Important: Kling/Veo image-to-video does NOT sync lip movement to external audio. The generated video has generic "talking" mouth motion that won't match your audio track.

For professional results, run clips through a lip sync tool:

Wav2Lip (recommended) -- Open-source, can run locally or via Replicate API
SadTalker -- Alternative with better head motion
Skip this step if using captions that draw attention away from lips, or for rough cuts

See references/video-generation.md for detailed lip sync workflow.

Workflow Phase 4: Post-Production

Goal: Assemble all clips into a final video with transitions, captions, and audio.

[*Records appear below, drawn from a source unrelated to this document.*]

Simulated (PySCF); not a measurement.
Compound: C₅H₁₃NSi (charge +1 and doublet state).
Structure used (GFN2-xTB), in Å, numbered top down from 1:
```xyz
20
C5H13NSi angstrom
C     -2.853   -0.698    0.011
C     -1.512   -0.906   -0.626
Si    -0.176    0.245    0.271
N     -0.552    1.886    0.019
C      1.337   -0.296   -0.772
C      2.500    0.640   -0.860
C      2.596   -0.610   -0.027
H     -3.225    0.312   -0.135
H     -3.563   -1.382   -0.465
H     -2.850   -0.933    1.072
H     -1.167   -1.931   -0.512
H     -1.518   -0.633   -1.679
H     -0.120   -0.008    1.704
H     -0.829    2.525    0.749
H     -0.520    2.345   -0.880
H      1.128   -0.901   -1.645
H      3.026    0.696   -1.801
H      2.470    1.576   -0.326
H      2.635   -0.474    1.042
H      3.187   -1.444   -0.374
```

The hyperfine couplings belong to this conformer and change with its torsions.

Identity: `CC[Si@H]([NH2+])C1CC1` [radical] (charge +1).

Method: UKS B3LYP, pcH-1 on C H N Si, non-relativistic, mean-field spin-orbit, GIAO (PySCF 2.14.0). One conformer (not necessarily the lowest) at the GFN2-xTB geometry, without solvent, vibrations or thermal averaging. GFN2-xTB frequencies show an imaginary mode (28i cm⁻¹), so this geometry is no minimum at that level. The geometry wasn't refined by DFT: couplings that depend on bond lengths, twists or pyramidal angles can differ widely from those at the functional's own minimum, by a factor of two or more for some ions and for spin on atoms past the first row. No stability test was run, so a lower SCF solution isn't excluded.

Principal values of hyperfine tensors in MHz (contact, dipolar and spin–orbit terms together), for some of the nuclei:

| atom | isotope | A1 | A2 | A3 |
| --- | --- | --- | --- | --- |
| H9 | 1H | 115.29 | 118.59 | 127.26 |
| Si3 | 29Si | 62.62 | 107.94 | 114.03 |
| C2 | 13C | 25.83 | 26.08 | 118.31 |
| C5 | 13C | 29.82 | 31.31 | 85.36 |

If Remotion Skill Is Available

Reference the remotion skill for assembly. The key remotion references for this workflow:

Task	Remotion Reference
Clip sequencing	`references/sequencing.md` — Use `<Series>` or `<TransitionSeries>`
Transitions	`references/transitions.md` — Cross-fade (0.5s) recommended for talking heads
Captions	`references/display-captions.md` — TikTok-style word highlighting
Caption generation	`references/transcribe-captions.md` — Whisper transcription from audio
Audio mixing	`references/audio.md` — Voice + background music layering
Clip trimming	`references/trimming.md` — Remove generation artifacts at clip edges

Composition setup for talking-head vertical video:

Width: 1080, Height: 1920 (9:16)
FPS: 30
Duration: sum of all clip durations

Jump cut coverage: Where clips transition poorly, use:

Cross-fade transitions (0.5s)
Brief text overlay or zoom effect
B-roll footage if available

If Remotion Skill Is Not Available

Guide the user to assemble manually:

Remotion directly: https://remotion.dev/docs — set up a project with npx create-video@latest
CapCut (free): https://www.capcut.com — drag-and-drop assembly with auto-captions
DaVinci Resolve (free): Professional NLE for manual editing

ffmpeg concat (no transitions):

printf "file '%s'\n" clip_*.mp4 > filelist.txt
ffmpeg -f concat -safe 0 -i filelist.txt -c copy output.mp4

Reference: references/post-production.md for the full remotion task map and fallback options.

Reference Index

Reference	Content
references/script-chunking.md	55-60 syllable method, worked example, filler guidance
references/image-generation.md	Nano Banana Pro, imperfection principle, character consistency
references/video-generation.md	Kling/Veo comparison, timestamped action clusters, reference frames
references/audio-cleanup.md	Adobe Podcast vs Resemble AI, ffmpeg normalization
references/post-production.md	Bridge to remotion skill, fallback assembly options
references/prompt-templates.md	Full copy-pasteable image and video prompt templates

After Execution

After completing the skill output, score and log feedback using the hybrid pattern: structural evaluation + qualitative check.

Step 1: Structural Score

Run scripts/evaluate.sh — pipe the full skill output to it:

echo "$OUTPUT" | scripts/evaluate.sh

The script checks chunk structure, syllable ranges, image/video prompt markers, and post-production references. Use the JSON result for the structural score.

Step 2: Qualitative Score

On the first run and every 3rd run thereafter, ask the user:

"Did the generated clips match your character consistently? Would you use these prompts without major edits?"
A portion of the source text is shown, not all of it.